Apples to Oranges

Using misleading comparisons is a foundational strategy for all forms of propaganda–science denialism, pseudo-science, and political. There are a lot of ways this is done. I divide them into two main categories: Numerical and Non-numerical. This page will focus on the most common non-numerical misleading comparisons.

Benefits vs Costs

The most common misleading comparison is to list the benefits of the preferred policy/technology/method and compare them to the costs/downsides of the vilified policy/technology/method. Gee, I wonder which one is going to look better?

The correct way to compare two things is to ensure that we are comparing the same properties. We should compare benefits to benefits and costs to costs, or net benefits to net benefits.
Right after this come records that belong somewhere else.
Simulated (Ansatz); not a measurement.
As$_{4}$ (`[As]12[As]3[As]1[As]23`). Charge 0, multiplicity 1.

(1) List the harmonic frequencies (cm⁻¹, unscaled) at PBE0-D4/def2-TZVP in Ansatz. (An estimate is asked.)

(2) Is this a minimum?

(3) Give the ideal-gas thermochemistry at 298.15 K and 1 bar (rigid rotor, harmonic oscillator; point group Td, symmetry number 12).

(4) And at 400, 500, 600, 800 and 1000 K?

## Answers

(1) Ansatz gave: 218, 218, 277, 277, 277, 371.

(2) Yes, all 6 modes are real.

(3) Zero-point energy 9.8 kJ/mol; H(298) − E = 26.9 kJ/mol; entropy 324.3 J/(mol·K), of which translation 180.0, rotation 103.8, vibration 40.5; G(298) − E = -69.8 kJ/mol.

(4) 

At this point it’s a good idea to remind ourselves that benefits without costs do not exist. This is the fundamental lesson of economics and evolutionary thinking. For every policy or every trait, there will be trade-offs. Everything is a matter of trade-offs. And so, anytime someone tells you there are only benefits (a) they are lying (b) try to figure out what the trade-offs and costs are. Always ask, “compared to what?”

Ideal vs Real-world

Another common strategy is to compare how policy/technology/method works in theory vs how the competitor works in practice. Everything works perfectly in theory. Nothing does in practice. This method of comparison rigs the game.

The correct method is to compare in theory to in theory or in practice vs in practice.

Potential Risk vs Actual Risk

This strategy is a close cousin of the other two and gets used two ways depending on what outcome you want. If I favor something I’ll say that it has very low potential risks compared to the actual risks of the thing I’m against. However, it’s most commonly used against new technologies the other way. Anti-GMO make a lot of noise about or inflate the possible risk of the new technology because “we just don’t know!” This is a perverted version of the precautionary principle.

The error here is to forget about actual risks of the situation for which the technology was developed. For example, in the case of GMOs the risks of crop failure and starvation–especially with climate change–are not just imagined, they are real. They will happen. Why do we give more weight to imagined risks when the real risk are…well…real!

This error in thinking was front and center when anti-GMO advocates blocked and destroyed golden rice (vitamin A enriched rice). Without the golden rice we know for a fact that thousands of the most vulnerable children will go blind every year. The possible risks of golden rice are very moderate if anything at all. The choice is easy when we correctly frame the comparison.